Case ID: a2d_407/html/0532-01.html
Source: Caselaw Access Project
Author: {"author": "PER CURIAM:", "license": "Public Domain", "url": "https://static.case.law/"}
Date Created: 2024-08-24T03:29:51.129683

HUSBAND J.E.T., Petitioner, Appellant, v. WIFE E.M.T., Respondent, Appellee.
    Supreme Court of Delaware.
    Submitted Sept. 18, 1979.
    Decided Oct. 10, 1979.
    
      Theodore F. Sandstrom, Wilmington, for petitioner-appellant.
    John P. Daley, Wilmington, for respondent-appellee.
    Before DUFFY, McNEILLY and HORSEY, JJ.
   PER CURIAM:

In this action for divorce by the Husband, the Family Court entered an order on the Wife’s application specifically enforcing a separation agreement between the parties. We consider only the Husband’s appeal from that order. He argues that it is “unenforceable because it violates the equitable principle of fairness.”

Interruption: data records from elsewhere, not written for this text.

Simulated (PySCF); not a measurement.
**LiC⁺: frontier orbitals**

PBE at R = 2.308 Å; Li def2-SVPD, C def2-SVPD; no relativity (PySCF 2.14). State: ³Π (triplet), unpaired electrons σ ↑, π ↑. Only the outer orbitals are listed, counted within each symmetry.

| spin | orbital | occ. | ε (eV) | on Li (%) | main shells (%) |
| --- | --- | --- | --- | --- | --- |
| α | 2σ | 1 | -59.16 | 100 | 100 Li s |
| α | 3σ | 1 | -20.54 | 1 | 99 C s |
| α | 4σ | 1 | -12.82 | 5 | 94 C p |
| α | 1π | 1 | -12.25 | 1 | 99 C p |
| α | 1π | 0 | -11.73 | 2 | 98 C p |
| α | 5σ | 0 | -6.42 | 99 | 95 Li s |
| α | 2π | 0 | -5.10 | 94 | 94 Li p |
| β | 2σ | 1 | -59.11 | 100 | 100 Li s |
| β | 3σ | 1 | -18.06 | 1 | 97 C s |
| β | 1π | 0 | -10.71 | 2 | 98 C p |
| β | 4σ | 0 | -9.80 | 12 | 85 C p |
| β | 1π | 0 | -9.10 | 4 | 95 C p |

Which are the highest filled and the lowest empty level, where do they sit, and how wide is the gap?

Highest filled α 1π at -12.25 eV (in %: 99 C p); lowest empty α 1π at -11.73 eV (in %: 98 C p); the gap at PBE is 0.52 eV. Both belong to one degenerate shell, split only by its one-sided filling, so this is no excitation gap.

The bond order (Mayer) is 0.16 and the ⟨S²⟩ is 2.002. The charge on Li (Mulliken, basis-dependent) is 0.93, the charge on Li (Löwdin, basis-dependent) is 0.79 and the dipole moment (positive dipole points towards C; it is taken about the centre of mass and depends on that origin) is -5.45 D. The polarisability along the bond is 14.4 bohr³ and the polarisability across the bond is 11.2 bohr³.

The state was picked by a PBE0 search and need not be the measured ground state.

The Family Court has statutory jurisdiction over an agreement relating to payments for support between spouses, 13 Del.C. § 507, and such an agreement may be specifically enforced, Astle v. Wenke, Del.Supr., 297 A.2d 45 (1972), in the sound judicial discretion of the Court, 4 Pomeroy’s Equity Jurisprudence (5 ed.) § 1404. When an order of specific performance is entered by the Trial Court, the standard of review is whether that Court abused its discretion in entering the order.

The Husband argues, among other things, that he did not read the agreement before signing it. But that is not a basis for relief because equity will not aid one who voluntarily signs a document without reading it. His contention that he thought the agreement contained a one-year limit on his duty of support is without merit because there is no such provision in the writing and the Court will not add to the contract which the parties made. Compare J.W.P. v. R.E.P., Del.Ch., 301 A.2d 318 (1973).

Considering all of the facts in the record (including the Husband’s reliance on the agreement in the divorce action as proof of a voluntary separation, the waiver by the Wife of a claim to alimony and/or support, and the relative income of the parties), the Family Court did not abuse its discretion in ordering enforcement. Cf. J.W.P. v. R.E.P., supra.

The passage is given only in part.